I like this venn diagram very much, an interesting post that made a lot of sense to me.
Athletics, Violence and Magic: some thoughts for Martial Arts.
“It is essential when trying to get to the top to use proven equipment; only when you are on level terms with the best can you afford to experiment with your own ideas. If you can’t fathom out what is the best equipment, because the top people all seem to have different ideas, then spend time talking to them and find out why the use what they do.” – Lawrie Smith in Tuning your Dinghy
An outsider may see martial arts as skillful athletic violence, so skillful it look like magic or trickery. There may be other qualities the novice may attribute to the martial artist. By looking at disciplines that combine these qualities, and their elite practitioners, we can learn something for our own training.
A brief description of these:
An athlete trains their body to be capable of amazing physical feats. These abilities are usually externally verified through competition with similarly trained rivals.
The conjuror carefully controls what their audience concentrates on. They then reveal unexpected realities.
The combatant incapacitates their adversary.
The illusions are created with physical skill e.g. synchronised swimming, gymnastics, break-dancing, mime and contortionism. Exhibition style martial arts like XMA , tricking and Wushu fall into this catagory.

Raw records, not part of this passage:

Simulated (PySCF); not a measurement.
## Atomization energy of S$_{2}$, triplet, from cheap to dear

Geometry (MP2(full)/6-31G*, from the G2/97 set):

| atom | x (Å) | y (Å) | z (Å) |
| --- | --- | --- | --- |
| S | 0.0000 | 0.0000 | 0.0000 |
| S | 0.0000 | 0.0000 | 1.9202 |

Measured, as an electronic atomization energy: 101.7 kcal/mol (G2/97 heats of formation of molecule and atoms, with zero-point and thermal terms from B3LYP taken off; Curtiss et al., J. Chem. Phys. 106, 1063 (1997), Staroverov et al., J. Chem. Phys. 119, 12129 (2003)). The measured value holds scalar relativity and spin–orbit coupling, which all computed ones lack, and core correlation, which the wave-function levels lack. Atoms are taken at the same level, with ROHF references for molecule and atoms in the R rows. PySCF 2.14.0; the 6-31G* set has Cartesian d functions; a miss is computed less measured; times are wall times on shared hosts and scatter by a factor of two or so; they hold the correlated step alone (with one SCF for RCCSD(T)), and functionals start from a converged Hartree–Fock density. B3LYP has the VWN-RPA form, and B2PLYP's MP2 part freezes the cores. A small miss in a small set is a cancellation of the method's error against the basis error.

The athletes compete in codified violence, trickery and deception is discouraged. ”Rock ‘em sock ‘em” style boxing or milling (The partners square up and exchange blows, boxing tactic not allowed) fall under this heading. .
The practitioner relies on escalation of force or some other “silver bullet” while athletic ability is ignored.
Magical athletic violence:
The warrior should have all of these qualities (my apologies for this cringe worthy word).